Circuit description:My circuit comprises 2 * 5 Volt LED’s (one yellow one red), a piezo sounder element and 2 non mercury tilt switches in addition to an Arduino UNO.
My goal was to use the minimum of components hence the 5 Volt LED’s with their built in resistors.
Board:I built the circuit onto an Arduino development shield board, I specifically chose the board as it had a block of Dual In Line solder pads which I felt would make the wiring up easier. The DIL solder pads were used for the 5 volt LED's and tilt switches, the sounder was placed elsewhere on the board and is the only component wired up directly to the component leads.
Software:The code consists of a main line handling the LED's and sounder and an interrupt service routing handling the tilt switches and time delay.
The timer code was created using an on line calculator [1].
Sensitivity:The tilt switches are at their maximum sensitivity when the circuit is placed on a flat surface; if placed flat on a table top, say, a gentle tap of the table will be enough to set off the alarm.

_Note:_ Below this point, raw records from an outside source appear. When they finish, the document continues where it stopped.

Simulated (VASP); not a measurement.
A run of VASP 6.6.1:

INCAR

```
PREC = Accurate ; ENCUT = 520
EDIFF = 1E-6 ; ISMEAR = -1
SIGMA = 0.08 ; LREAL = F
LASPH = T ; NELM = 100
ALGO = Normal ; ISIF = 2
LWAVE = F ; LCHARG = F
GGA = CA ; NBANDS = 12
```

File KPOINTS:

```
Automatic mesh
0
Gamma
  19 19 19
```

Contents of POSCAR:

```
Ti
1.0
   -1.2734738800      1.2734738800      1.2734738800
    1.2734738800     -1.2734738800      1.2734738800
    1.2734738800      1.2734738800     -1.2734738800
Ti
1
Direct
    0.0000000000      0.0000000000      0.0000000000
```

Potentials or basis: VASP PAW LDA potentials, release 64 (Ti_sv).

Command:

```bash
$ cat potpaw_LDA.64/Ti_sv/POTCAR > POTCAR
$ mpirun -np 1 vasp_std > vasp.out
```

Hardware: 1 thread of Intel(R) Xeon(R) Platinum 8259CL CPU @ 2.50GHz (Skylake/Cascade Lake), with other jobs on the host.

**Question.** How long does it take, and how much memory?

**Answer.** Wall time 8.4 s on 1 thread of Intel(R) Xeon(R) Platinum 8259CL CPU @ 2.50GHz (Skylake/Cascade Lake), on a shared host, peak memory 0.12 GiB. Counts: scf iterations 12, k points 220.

I tried a couple of software fixes to this sensitivity problem but had no success:
- lowering the frequency at which the timer polls the switches
- increasing the size of the debounce matrix so that any switch closure needs to occur for longer before registering; I note this is a bad idea as it conflicts with the principle that interrupt service routines be as short as possible
I did wonder if the problem was asymmetry in that when a switch closes it takes 10 clock ticks before it is registered but the opening of a switch takes a single clock tick to register but did not pursued this.
On tilt switches with flexible leads you can bend the body so that the ball has to run up, or down, a ramp to reduce sensitivity but the rigid leads of the switches chosen here precludes this.